Street Fighter 6 utilizes what’s called the Drive System, which is made up of a number of mechanics all governed by a Drive Gauge. This is split into six segments which can be spent to execute a number of special skills that have both offensive and defensive applications. These range from Drive Impact, a powerful strike that can absorb a single hit of an incoming attack at the cost of a single bar (imagine a fully charged Focus Attack from Street Fighter 4), to an Overdrive Art, which powers up special moves at the expense of two bars, much like an EX from previous titles. These are just two of five mechanics that the Drive System is made up of, but they all are in service of a key design principle for Street Fighter 6: Creativity.
For longtime fans, that will come as great news. A major issue with Street Fighter 5 was the rigidity of its systems–there was very little room for creativity and mechanical expression. This meant that, at high levels in particular, good players usually played the same way, which in turn meant that their opponents would also behave in a very specific way. It became rote to both play and watch. Street Fighter 6, however, leans the other way by giving players more tools to work with.
Don’t wait your turn
The fundamental design of Street Fighter 5, and the aforementioned rigidity, had a knock-on effect in how each battle played out. Many aficionados have described Street Fighter 5 as feeling turn-based, which meant that the flow of combat felt very predictable. Sure there were opportunities for flourishes, but it was possible to see even those coming as there was a very specific time and place for them. Where Street Fighter 5 felt more like checkers, Street Fighter 6 is more like… Hungry Hungry Hippos. Yes, that was supposed to be a joke, but it also kind of works as the game’s mechanics allow for players to be a bit more opportunistic and, if they manage to execute their plan, get greedy in chomping down on an enemy’s health bar.

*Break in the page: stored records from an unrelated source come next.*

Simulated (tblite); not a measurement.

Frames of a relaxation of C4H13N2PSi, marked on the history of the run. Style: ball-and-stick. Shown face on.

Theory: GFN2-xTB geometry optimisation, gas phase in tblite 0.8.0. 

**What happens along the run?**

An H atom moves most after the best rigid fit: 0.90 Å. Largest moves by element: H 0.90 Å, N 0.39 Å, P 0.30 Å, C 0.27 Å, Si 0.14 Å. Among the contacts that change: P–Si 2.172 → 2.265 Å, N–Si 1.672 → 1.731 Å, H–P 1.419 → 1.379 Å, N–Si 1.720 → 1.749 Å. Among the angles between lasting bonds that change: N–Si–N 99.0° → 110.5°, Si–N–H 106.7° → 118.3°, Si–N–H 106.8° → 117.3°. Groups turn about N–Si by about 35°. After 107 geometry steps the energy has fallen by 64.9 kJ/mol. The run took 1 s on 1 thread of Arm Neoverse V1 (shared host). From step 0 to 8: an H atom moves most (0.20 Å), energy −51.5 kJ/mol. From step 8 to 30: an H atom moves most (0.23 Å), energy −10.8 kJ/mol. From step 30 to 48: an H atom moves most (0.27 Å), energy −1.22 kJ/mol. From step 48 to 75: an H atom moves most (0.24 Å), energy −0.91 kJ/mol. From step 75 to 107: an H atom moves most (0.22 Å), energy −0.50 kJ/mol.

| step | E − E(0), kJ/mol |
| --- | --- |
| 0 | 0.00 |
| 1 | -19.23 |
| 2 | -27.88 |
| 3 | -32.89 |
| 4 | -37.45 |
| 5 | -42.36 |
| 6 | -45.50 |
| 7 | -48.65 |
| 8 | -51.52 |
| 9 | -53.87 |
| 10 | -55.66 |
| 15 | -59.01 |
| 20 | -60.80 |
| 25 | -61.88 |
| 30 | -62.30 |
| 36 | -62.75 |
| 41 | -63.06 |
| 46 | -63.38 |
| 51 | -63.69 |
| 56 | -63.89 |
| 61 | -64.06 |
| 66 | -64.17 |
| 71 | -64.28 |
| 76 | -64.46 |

Drive Impact, as previously mentioned, will absorb a hit and then retaliate with a strike that leaves an enemy in a completely vulnerable state and open for a beating–you just have to make sure the opponent doesn’t counter with their own one. Drive Parries allow a fighter to repel an incoming attack and will replenish the Drive Gauge if successful–you just have to make sure you time it correctly. You can also catch someone off guard by canceling it with a sprint called Drive Rush, which quickly closes the distance. Drive Reversal, much like an Alpha Counter, will allow a player to push an aggressive fighter away from a blocking position to alleviate pressure. These, along with other techniques, make for a level of unpredictability that was sorely missing from Street Fighter 5.
To stop everything from descending into complete chaos, Capcom has implemented a system called Burnout. This functions much like a cooldown in an RPG where, if you expend all your Drive Gauge, your character essentially drains their stamina and cannot use any of the aforementioned Drive abilities. This is a big momentum shift opportunity in a fight for both players. For the player that still has Drive options available to them, they are able to press the advantage and open up their opponent by applying pressure.
However, for the player that is in Burnout, the focus shifts to ensuring their fundamentals are rock-solid and they’re able to maintain a defensive style until the Drive Gauge recovers. While in Burnout, there are also a number of other disadvantages applied, most notably an increase in damage taken. When playing against skilled opponents that are capable of applying pressure, staying solid is much easier said than done. The reason this is exciting is because it creates these moments that really shine the spotlight on pure player skill, which is when some of the most memorable fighting game moments happen.
A World Tour
Naturally, the most surprising new addition for Street Fighter 6 is a single-player adventure mode called World Tour. The interesting thing about this is the name of the mode itself. Capcom previously had a mode with the same name in Street Fighter Zero/Alpha 3 and, in that iteration, it involved players selecting a character and then traveling around the globe to fight battles. By doing so they would accrue experience that could be used to outfit their fighter with new defensive and offensive attributes. This, however, was all menu-based.
In Street Fighter 6, Capcom has opted for a more immersive approach with a fully-realized world that players can run around in and starts fights. Everything we’ve seen so far has been in Metro City, the location that Capcom’s Final Fight series takes place in, but it feels like containing the entire experience to just this city and then calling it World Tour doesn’t make a lot of sense.
I may be getting ahead of myself here, but I am hoping that Capcom has a bunch of other locations to reveal and World Tour will truly be a global journey where various street fighters travel the globe and grow as fighters. I asked Street Fighter’s director this specifically and was told, “It’s funny that you touched on the Street Zero or Alpha 3. That is something that we had in mind. And, you know, and we definitely like acknowledging that mode and the past games. We’ll have more to share with you down the line. So we hope you stay excited.”